🌐 Tools for Getting Data

Getting data can be tough, and then getting it into a usable format can often be as bad or worse. Thankfully this is SounderPy’s main purpose and strong suit!

SounderPy is currently capable of accessing and processing data from:

DATA

FUNCTION

TYPE

TIME RANGE

ECMWF CDS ERA5 reanalysis*

get_model_data()

Reanalysis

1940-present

UNIDATA THREDDS TDS RAP

get_model_data()

Reanalysis

2005-present

UNIDATA THREDDS TDS RUC

get_model_data()

Reanalysis

2005-2020

UNIDATA THREDDS NCEP-FNL

get_model_data()

Reanalysis

2005-2020

ISU’s BUFKIT archive

get_bufkit_data()

Model Forecast

2011-present

PSU’s BUFKIT feed

get_bufkit_data()

Model Forecast

Most recent runs

UNIDATA THREDDS TDS RAP

get_model_data()

Model Analysis

Most recent run

OU ACARS Archive

acars_data()

Observations

2019-present

The Unv. of WY RAOB Archive

get_obs_data()

Observations

1973-present

IGRAv2 Observation Archive

get_obs_data()

Observations

1905-present

NWS NEXRAD AWS Archive

pyart_radar_profile()

Observations

1990s-present


Model Reanalysis Data | RAP, ERA5, NCEP

SounderPy hosts a simple function used to access model reanalysis profile data from the ERA5, RAP / RUC, & NCEP FNL datasets

This tool accesses pressure-level and surface model data, parses it using a ‘box average approach’, and creates a Python dictionary (referred to as a SounderPy clean_data dict in this documentation), of the vertical profile.

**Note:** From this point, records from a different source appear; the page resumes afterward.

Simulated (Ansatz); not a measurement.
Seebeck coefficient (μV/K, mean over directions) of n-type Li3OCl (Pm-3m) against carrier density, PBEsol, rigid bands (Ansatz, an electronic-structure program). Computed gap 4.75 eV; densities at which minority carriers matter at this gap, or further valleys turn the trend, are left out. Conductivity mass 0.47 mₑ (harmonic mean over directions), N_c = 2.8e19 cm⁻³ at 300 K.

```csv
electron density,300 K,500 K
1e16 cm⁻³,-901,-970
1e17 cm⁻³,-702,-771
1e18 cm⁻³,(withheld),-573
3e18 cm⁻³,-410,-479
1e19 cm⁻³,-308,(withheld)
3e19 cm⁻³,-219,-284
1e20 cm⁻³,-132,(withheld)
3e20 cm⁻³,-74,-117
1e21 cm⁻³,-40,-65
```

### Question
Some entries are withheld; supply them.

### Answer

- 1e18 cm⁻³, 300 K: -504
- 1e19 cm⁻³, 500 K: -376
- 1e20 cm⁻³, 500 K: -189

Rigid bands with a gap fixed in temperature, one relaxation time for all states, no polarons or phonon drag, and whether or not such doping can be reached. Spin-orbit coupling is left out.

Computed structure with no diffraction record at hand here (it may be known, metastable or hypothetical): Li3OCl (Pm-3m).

When accessing RAP-RUC data, this tool will search for the given date/time in a list of RAP & RUC datasets available through NCEI – each dataset does have varying output. Because of this, a new argument, dataset, allows you to target a specific dataset instead of searching for the first dataset with the desired date/time.

We can use the simple spy.get_model_data() function:

spy.get_model_data(model, latlon, year, month, day, hour, dataset=None, box_avg_size=0.10, hush=False)

Return a dict of ‘cleaned up’ model reanalysis data from a given model, for a given location, date, and time

Parameters:
  • model (str, required) – the model ‘key’ name to request data from

  • latlon (list, required) – the latitude & longitude pair for sounding in a list

  • year (str, required) – valid year

  • month (str, required) – valid month

  • day (str, required) – valid day

  • hour (str, required) – required, valid hour

  • dataset (str, optional) – optional, target a specific dataset instead of searching for the first one with data.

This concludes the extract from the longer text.